Lawn weed killers can have detrimental effects to trees, even if the application seems to be from a safe distance. When using a weed killer near a tree’s root system, confirm on the label that the product is designed to kill green growth only. It can’t be overstated that excessively fertilizing an old tree will greatly accelerate the decline of the tree. Some may think this will stimulate a tree and extend its life, but instead it will do the opposite. Young trees can tolerate fertilizer applications, as they need crown growth. Older trees will simply become top heavy, and structural damage will likely occur.
Don’t forget, trees need space too. A mature tree forced to occupy a small space will simply not adapt. Be sure to have adequate spacing when planting younger trees and shrubs in the vicinity of older trees. Also, keep your trees pruned away from touching structures and utilities.
Tree dieback is a complex issue to manage. By following these measures, you can help extend the life of your trees and continue to have a picturesque landscape.
For more information on tree dieback, contact your local county extension office.
Please visit Florida Friendly Landscaping, http://fyn.ifas.ufl.edu/, for more information on maintaining your landscape.
For more general information on lichens, please see UF/IFAS EDIS document “Spanish Moss, Ball Moss and Lichens-Harmless Epiphytes” by Joe Sewards and Dr. Sydney Park Brown: https://edis.ifas.ufl.edu/pdffiles/EP/EP48500.pdf
UF/IFAS Extension is an Equal Opportunity Institution.
Photo by Full Earth Farm.
Yes, that’s right! We made it through the hottest part of the year and we are looking ahead to fall just around the corner! I am excited to be discussing September and what we can do to prepare for fall in the garden. As the nighttime temperatures start to cool down, we are given many more options.
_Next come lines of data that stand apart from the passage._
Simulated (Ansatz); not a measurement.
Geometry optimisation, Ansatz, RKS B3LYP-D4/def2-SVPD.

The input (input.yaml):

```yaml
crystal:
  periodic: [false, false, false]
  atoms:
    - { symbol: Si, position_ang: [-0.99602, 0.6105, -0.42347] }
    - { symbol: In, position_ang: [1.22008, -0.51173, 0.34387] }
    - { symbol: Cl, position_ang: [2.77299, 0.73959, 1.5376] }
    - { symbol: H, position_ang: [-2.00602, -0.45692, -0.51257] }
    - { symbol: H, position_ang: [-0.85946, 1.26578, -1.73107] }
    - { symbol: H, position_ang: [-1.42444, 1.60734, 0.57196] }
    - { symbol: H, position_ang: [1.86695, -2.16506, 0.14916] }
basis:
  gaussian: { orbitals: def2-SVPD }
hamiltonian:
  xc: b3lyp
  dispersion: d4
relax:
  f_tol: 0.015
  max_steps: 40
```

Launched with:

For annual color plantings in September, try Ageratum, Celosia, Zinnias, and Wax Begonia to add fall color to your landscape. Bulbs will also add color, texture, and pattern to a bed. If you have some extra space, a variety of elephant ears could really accent a bed or you could always go with the classic calla, narcissus or zephyr lily. Popular vegetables to plant in North Florida in September are broccoli, carrot, cabbage, and collards. See Vegetable Gardening in Florida This is also the time of year to establish strawberry plants. Some great herbs to get started are Mexican tarragon, mint, rosemary, and basil.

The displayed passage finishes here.